Thyssenkrupp’s potential annual carbon certificate costs of €500 million against operating profits of just €260 million expose the financial pressure driving Germany’s steel sector toward hydrogen transition, yet infrastructure delays and policy uncertainty threaten industrial viability across the Rhine-Ruhr region. The disparity between the global green hydrogen market’s projected growth from USD 12.31 billion in 2025 to USD 199.22 billion by 2034 at a 41.46% CAGR and Germany’s stagnant deployment reveals fundamental disconnects between market expectations and operational realities.
The Hy Summit Rhine-Ruhr conference in September 2025 highlighted these contradictions, with industry leaders describing an environment where euphoria has shifted to disillusionment despite KfW granting EUR 24 billion to support Germany’s 9,040 km hydrogen network development. The first 525 km of primarily repurposed natural gas infrastructure represents modest progress against the scale of transformation required for industrial decarbonization.
Economic Viability Crisis and Electricity Pricing
Current German electricity prices at 16 cents per kilowatt hour create insurmountable cost barriers for hydrogen economy development, with Thyssenkrupp CEO Miguel López demanding reductions to 5 cents per kWh to achieve competitiveness. This three-fold cost reduction requirement extends beyond typical market corrections into fundamental restructuring of energy economics and industrial policy frameworks.
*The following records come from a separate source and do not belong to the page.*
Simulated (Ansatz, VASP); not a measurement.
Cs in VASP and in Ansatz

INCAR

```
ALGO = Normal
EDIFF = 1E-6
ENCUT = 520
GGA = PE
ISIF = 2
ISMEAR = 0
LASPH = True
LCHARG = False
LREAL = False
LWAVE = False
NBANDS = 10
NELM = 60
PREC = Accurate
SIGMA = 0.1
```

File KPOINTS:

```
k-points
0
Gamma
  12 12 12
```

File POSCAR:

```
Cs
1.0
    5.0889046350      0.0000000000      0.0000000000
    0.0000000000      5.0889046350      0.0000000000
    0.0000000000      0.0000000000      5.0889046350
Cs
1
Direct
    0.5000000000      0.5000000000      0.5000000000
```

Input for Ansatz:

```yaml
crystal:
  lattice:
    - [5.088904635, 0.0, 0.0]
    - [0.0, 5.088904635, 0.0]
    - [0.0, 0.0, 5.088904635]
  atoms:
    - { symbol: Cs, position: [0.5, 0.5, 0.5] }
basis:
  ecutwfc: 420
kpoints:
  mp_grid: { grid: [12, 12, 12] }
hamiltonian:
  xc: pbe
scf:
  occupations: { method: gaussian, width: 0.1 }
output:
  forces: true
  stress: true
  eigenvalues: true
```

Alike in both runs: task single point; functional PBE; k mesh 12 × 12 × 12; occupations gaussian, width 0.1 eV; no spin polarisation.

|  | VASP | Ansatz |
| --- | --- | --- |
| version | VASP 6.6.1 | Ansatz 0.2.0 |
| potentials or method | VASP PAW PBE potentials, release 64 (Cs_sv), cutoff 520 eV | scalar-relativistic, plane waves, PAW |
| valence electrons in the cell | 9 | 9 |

The cost structure challenges become explicit when examining EU carbon pricing impacts on steel production. Thyssenkrupp called for a slower and non-linear reduction of allowances until 2050, aligning more closely with the actual industrial transformation pace, as current rules set emissions caps to reach zero by 2039. Free allocation of carbon certificates continues until 2034, but subsequent full pricing would impose costs equivalent to nearly double current operating profits.
Trade tensions compound these cost pressures, with US steel tariffs doubling to 50% creating additional market disruption while pushing more Chinese steel into European markets. Thyssenkrupp Steel’s planned reduction of 11,000 jobs reflects immediate responses to these combined competitive and regulatory pressures.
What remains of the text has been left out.